The shard-level cost is proportional to: unique_versions x unique_content_types x docs_per_bucket. Each combination requires scanning doc values. The coordinating node must merge (unique_versions x unique_content_types) buckets from every shard.
Composite aggregations solve the memory problem by paginating through the Cartesian product of multiple fields. Instead of materializing all combinations in memory, the composite aggregation returns a page of results sorted by the composite key, with an after_key for the next page.
The Implementation
Multi-Level Faceted Navigation
// HARDENED: Version → Content Type faceted navigation
// Uses composite aggregation for bounded memory usage
public record VersionFacet(
String version,
Map<String, Long> contentTypeCounts
) {}
public List<VersionFacet> browseByVersion(String tenantId) throws IOException {
List<VersionFacet> allFacets = new ArrayList<>();
Map<String, JsonData> afterKey = null;
do {
var compositeBuilder = CompositeAggregation.of(c -> {
c.size(50);
c.sources(Map.of(
"version", CompositeAggregationSource.of(cs -> cs
.terms(t -> t.field("version").order(SortOrder.Desc))
),
"content_type", CompositeAggregationSource.of(cs -> cs
.terms(t -> t.field("content_type"))
)
));
if (afterKey != null) {
c.after(afterKey);
}
return c;
});
SearchResponse<Void> response = client.search(s -> s
.index("docs-v1")
.routing(tenantId)
.size(0)
.query(q -> q.term(t -> t.field("tenant_id").value(tenantId)))

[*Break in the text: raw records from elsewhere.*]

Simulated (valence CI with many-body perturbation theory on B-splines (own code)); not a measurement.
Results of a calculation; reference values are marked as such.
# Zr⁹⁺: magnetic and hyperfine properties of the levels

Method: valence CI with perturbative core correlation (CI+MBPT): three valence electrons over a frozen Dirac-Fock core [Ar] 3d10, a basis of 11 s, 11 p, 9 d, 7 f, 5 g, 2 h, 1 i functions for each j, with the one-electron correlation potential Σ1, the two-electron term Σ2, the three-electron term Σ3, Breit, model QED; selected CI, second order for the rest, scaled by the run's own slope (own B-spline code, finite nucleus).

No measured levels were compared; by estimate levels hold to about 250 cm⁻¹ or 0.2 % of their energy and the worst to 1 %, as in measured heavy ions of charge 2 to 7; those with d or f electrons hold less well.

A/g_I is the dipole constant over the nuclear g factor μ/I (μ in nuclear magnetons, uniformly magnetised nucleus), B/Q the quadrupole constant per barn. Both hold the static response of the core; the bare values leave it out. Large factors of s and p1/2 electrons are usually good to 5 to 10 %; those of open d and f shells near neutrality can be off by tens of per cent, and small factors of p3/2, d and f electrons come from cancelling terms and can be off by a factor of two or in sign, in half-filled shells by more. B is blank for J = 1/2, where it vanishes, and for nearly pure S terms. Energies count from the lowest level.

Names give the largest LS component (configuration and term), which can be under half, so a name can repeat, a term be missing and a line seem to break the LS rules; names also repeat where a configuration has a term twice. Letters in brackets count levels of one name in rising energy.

.aggregations("version_content", a -> a.composite(compositeBuilder)),
Void.class
);
var composite = response.aggregations().get("version_content").composite();
// Group flat composite buckets into hierarchical VersionFacets
Map<String, Map<String, Long>> grouped = new LinkedHashMap<>();
for (var bucket : composite.buckets().array()) {
String version = bucket.key().get("version").to(String.class);
String contentType = bucket.key().get("content_type").to(String.class);
grouped.computeIfAbsent(version, k -> new LinkedHashMap<>())
.put(contentType, bucket.docCount());
}
for (var entry : grouped.entrySet()) {
allFacets.add(new VersionFacet(entry.getKey(), entry.getValue()));
}
afterKey = composite.afterKey();
} while (afterKey != null && !afterKey.isEmpty());
return allFacets;
}
Date Histogram for Changelog Timeline
// Monthly changelog activity with document count per content type
SearchRequest changelogTimeline = SearchRequest.of(s -> s
.index("docs-v1")
.routing(tenantId)
.size(0)
.query(q -> q
.bool(b -> b
.filter(f -> f.term(t -> t.field("tenant_id").value(tenantId)))
.filter(f -> f.term(t -> t.field("content_type").value("changelog")))
)
)
.aggregations("monthly", a -> a
.dateHistogram(dh -> dh
.field("published_date")
.calendarInterval(CalendarInterval.Month)
.minDocCount(1)
.format("yyyy-MM")
)
.aggregations("top_entries", sub -> sub
.topHits(th -> th
.size(3)
.source(src -> src
.filter(f -> f.includes("title", "slug", "published_date"))
)
.sort(so -> so.field(fs -> fs
.field("published_date")
.order(SortOrder.Desc)
))
)
)
)
);
Aggregation Performance Optimization
// FRAGILE: Aggregation on a text field
// Text fields do not have doc values. OpenSearch falls back to fielddata,
// loading all unique terms into heap memory. This can crash the node.
builder.aggregations("body_terms", a -> a
.terms(t -> t.field("body")) // text field → fielddata → heap explosion
);
// HARDENED: Aggregate only on keyword, numeric, or date fields
// These types use doc values (column-oriented disk storage), not heap.
builder.aggregations("content_type_filter", a -> a
.terms(t -> t
.field("content_type") // keyword field → doc values → bounded memory
.size(20)
)
);
The Measurement
Aggregation performance by strategy:
| Approach | Memory (per shard) | Latency (200 versions) | Scalability |
|---|---|---|---|
| Terms + sub-agg (all in memory) | ~15MB | 3,200ms | Degrades linearly |
| Composite (page size 50) | ~2MB | 850ms (total, 4 pages) | Constant per page |
| Terms + shard_size hint | ~8MB | 1,800ms | Degrades linearly |
The composite aggregation uses 7x less memory and completes 3.8x faster for this workload. The advantage grows with cardinality: at 1,000 versions, the terms aggregation degrades to 15 seconds while the composite approach remains under 2 seconds per page.
The Decision Rule
Use composite aggregations when the parent aggregation has more than 100 unique values or when the Cartesian product of multi-level aggregations exceeds 500 combinations. The pagination overhead is negligible compared to the memory savings.
Never aggregate on text fields. OpenSearch will load fielddata into heap memory to service the request. If you need to aggregate on a text-like value, add a .keyword sub-field in the mapping and aggregate on that.
Pre-compute aggregation results for dashboards with stable data. Store the aggregation output in a separate index or cache. Re-aggregating the same data on every dashboard load wastes cluster resources when the underlying data changes infrequently.